OWNERSHIP: ADCi reserves all rights in
the Licensed Products and this Agreement does not transfer any title or interest
in the Licensed Products. If the Licensed Products or any portion are modified,
merged, incorporated or combined into any software, hardware, or other data, or
are converted or translated into another data format, they shall continue to be
subject to the provisions of this Agreement, and ADCi retains ownership of all
such Licensed Products and all such portions.
3. RETURN
OF LICENSED PRODUCTS: Promptly upon
termination or expiration of this Agreement, Licensee shall return to ADCi, or
destroy, all copies of the affected Licensed Products and other materials
developed by or belonging to ADCi which are in the possession or control of
Licensee and an officer of Licensee may be asked to certify in writing to ADCi
that all such materials have been returned to ADCi or have been destroyed.
4. PROTECTION OF THE LICENSED PRODUCTS: The Licensed Products include confidential
and proprietary information and materials and may include trade secrets.
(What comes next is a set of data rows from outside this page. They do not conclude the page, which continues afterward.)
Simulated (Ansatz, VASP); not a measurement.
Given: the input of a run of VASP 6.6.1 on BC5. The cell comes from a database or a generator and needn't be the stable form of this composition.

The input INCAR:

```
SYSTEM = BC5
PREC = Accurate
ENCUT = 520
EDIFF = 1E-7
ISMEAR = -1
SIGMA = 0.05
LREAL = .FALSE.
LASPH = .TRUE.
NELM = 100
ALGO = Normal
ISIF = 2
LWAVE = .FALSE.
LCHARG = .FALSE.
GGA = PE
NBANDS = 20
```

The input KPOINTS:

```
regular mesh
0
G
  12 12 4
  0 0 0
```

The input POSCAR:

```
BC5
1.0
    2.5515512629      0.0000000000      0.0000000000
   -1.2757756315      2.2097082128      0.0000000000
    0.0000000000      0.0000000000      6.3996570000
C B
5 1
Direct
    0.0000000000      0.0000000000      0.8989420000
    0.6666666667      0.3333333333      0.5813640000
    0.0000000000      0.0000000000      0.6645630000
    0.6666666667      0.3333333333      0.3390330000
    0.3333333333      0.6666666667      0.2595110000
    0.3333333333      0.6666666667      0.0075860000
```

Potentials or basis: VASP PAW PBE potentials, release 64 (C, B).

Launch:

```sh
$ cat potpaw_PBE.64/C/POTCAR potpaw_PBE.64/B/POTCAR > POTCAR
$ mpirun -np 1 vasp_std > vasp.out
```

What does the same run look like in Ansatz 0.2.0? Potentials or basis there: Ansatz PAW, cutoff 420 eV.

Accordingly, Licensee agrees to hold the Licensed Products in confidence and in
trust. Licensee may disclose relevant aspects of the Licensed Products to its
employees, agents or representatives with a need to know who have been advised
of and bound by this provision. Licensee agrees to take reasonable steps to
protect the Licensed Products from misappropriation or misuse. Licensee shall
notify ADCi immediately if Licensee learns of any misappropriation, unauthorized
use or public disclosure of the Products.
5. FEES AND PAYMENT: If Licensee does not execute a standard ADCi license
agreement upon expiration or termination of this Agreement and does not promptly
return the Licensed Products in accordance with Section 3 above, Licensee agrees
to pay to ADCi a single user license fee (the "Single User License Fee") in
accordance with ADCi’s then current List Price. The Single User License Fee
shall entitle Licensee to use the Licensed Products for internal use only by one
(1) user in accordance with ADCi’s End User License. Licensee shall pay any
taxes on the Licensed Products or transactions, except for those based on ADCi's
annual net income.
6. LICENSED PRODUCTS: One or more of the following ADCi Products:
Cornerstone DLG, Keystone TIGER, Scan and Vectorized Contours, DEM Contours,
PLSS, U.S. Atlas, or any ADC WorldMap Product.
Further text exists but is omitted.